Thursday, September 1, 2016
Quarry life in early autumn
Today's Guardian Country Diary is about autumn gentians and heather bees in a Weardale quarry.
Weardale is a valley full of old mines and quarries, mostly legacies of the lead industry and quarrying of the Great Limestone. Most of these are now worked-out or abandoned, like this one near Hill End at Frosterley.
From a distance it looks a bleak place, but when you take a close look there are some fascinating plants and animals here.
The bottom of the quarry is flooded, with a shallow lake and islands in the centre, surrounded on the north side with weathered rock spoil tips ...
..... and the vertical rock walls are being colonised with plants and even rowan trees.
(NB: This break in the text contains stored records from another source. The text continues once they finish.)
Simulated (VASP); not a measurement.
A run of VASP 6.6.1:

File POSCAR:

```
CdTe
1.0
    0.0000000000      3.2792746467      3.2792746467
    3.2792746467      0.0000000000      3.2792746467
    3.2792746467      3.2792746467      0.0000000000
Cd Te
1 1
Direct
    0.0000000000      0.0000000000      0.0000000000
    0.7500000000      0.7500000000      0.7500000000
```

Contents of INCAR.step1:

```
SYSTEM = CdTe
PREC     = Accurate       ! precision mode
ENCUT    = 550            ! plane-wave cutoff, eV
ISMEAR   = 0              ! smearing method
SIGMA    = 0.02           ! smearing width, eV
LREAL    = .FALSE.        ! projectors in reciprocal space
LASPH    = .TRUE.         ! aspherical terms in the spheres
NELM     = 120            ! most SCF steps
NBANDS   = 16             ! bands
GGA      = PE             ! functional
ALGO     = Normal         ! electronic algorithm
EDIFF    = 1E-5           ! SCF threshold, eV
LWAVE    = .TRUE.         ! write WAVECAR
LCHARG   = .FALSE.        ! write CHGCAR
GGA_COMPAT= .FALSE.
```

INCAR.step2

In autumn the thin turf that covers the weathered spoil tips is covered with a tapestry of small flowers, like this eyebright and ground ivy .....
.... and this wonderfully fragrant wild thyme. Everything that's more than about one inch high is grazed off by rabbits, except for ....
... a fabulous display of autumn gentians Gentianella amarella.
Rabbits must find these distasteful because in late August there are thousands of them in flower, unmolested.
The short calcareous turf, well-drained and with most of its nutrients leached away by rain, seems to suit this delightful little plant.
The quarry's other autumn speciality is its colony of heather bees Colletes succincta. These little bees are slightly smaller than a honey bee and each digs its own nest tunnel in the terraces of earth that build up where sheep make regular tracks across the spoil heaps. The bees excavate individual tunnels, where they lay their eggs and provision them with heather pollen, but they nest colonially.
This colony has several hundred individuals, whose nest tunnels are sometimes just a few inches apart.
Smart-looking little bees, with their ginger furry thoraxes and striped abdomens.
These bees are only around for about 3-4 weeks in late summer, when the heather comes into bloom. Their first priority is to mate and the males patrol just a few inches above the ground, intercepting the females when they come within reach. Sometimes several fall to the ground, locked together in a ball of wings and legs.
After mating the bees shuttle backwards and forwards to the heather moorland, in this case several hundred metres distant, to collect food to feed their brood when they hatch from the eggs, then cap the tunnels. Autumn rain washes away their little spoil heaps of excavated soil and all trace of them disappears.
Just a few weeks in the sun, then the rest of their life cycle is spent underground.